On Apr 15, 10:22 am, Jym Dyer wrote:
_Outside_magazine_ allegedly writes:

| "I've ridden to work in Manhattan everyday for six years...
| It's ten hours a week of combat commuting at its purest."

Forrest Hodge replies:

Ten hours a week in commuting? Wouldn't the subway be faster
and arguably less dangerous?


=v= Years of grassroots activism has transformed Manhattan
into a fantastic (and, statistically, very safe) place to bike.
I feel sorry for the person quoted in _Outside_, constrained
only by a fearful mind, assuming that he/she actually exists.

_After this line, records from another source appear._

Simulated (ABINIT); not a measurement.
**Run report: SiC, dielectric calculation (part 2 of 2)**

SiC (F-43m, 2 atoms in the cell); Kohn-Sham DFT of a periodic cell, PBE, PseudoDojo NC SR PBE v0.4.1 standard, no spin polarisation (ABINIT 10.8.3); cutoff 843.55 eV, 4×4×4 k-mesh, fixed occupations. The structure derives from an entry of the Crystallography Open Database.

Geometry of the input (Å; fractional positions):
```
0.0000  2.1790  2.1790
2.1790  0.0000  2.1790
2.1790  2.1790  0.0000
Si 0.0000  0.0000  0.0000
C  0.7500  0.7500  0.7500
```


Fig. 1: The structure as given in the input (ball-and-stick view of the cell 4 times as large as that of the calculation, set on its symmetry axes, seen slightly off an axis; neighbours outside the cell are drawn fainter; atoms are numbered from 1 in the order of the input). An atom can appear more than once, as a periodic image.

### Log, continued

=v= There are outer parts of the five boros where the subway
doen't reach, not to mention New Jersey. Some of these areas
have wider roads and more speeding, reckless motorists than
you'll find in Manhattan. Still, any 1-hour commute there is
going to include some awesome bike routes.
_Jym_


Read the comments from *all over the nation* before denying
everything. What is this, false too?

"Last September, in Maryland, Natasha Pettigrew, a Green Party
candidate for U.S. Senate, was training at dawn for a triathlon when
she was fatally struck by a Cadillac Escalade. No charges have yet
been filed against the driver, who said that she thought she'd hit an
animal until she got home and found Pettigrew's bike lodged under her
car. In Florida, the country's deadliest state for cyclists—119 deaths
in 2007, ten more than California despite having half the population—
two riders participating in last year's annual Memorial Day ride were
stabbed by a driver after words were exchanged on the road."